Exploring suspects' Chechnyan background
The two brothers identified as suspects in the Boston Marathon bombings grew up in a Russian region near Chechnya but have had little to do with the area for about eight years.
It's still unclear why, according to investigators, Dzhokhar and Tamerlan Tsarnaev set out to kill Americans. The Chechen president, Ramzan Kadyrov, on Friday said their upbringing is to blame.
"As to the Tsarnaevs, we are not familiar with them, they did not live here, according to media reports, they grew up and lived in America. So it's their education, not ours," Kadyrov said.
The Tsarnaev brothers fled Chechnya with their family in the 1990s and lived in Kazakhstan for several years before coming to the U.S. as refugees.
University of North Florida professor Christine Difato says the Chechen region has ties to extremists groups, but it's still too early to make that link to this case.
"The only thing I can either understand, either they have connections to another organization to someone unknown to us, or they are trying to raise awareness to the plight of Chechnya on a global stage," Difato said.

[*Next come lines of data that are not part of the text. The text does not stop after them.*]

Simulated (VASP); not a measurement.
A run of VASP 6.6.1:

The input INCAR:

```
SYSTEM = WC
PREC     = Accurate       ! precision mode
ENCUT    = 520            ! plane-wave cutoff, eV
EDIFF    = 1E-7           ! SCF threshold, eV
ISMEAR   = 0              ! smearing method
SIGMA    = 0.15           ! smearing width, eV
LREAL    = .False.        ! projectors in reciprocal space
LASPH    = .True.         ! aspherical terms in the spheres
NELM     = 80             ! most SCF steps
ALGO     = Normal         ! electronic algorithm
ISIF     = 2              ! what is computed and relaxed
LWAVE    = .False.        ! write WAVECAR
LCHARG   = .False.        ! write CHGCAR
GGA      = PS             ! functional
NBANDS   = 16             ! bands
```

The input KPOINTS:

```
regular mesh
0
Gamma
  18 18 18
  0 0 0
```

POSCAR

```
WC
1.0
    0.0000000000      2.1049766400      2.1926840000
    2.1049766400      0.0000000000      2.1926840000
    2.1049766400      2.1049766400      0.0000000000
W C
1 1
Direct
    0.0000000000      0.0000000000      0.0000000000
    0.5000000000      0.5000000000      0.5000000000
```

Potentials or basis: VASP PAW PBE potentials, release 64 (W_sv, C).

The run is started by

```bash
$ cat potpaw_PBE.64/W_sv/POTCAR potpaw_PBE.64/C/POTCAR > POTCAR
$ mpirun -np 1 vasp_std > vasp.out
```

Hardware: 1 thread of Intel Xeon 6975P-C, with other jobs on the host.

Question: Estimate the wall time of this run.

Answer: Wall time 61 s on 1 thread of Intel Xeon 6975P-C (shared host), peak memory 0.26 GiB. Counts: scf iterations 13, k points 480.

When the Soviet Union broke apart after the Cold War, Chechens wanted their independence from Russia Central Authority. Extremist groups were birthed out of the conflict, including Al Qaeda offshoot groups.
But there's still the possibility of the Boston bombings being self-radicalized terror. Speaking to the media Friday, the suspects' uncle said that's a more likely scenario.
"Again, the only -- I say what I think what's behind it -- being losers, not being able to settle themselves and thereby just hating everyone who did," said Ruslan Tsarni.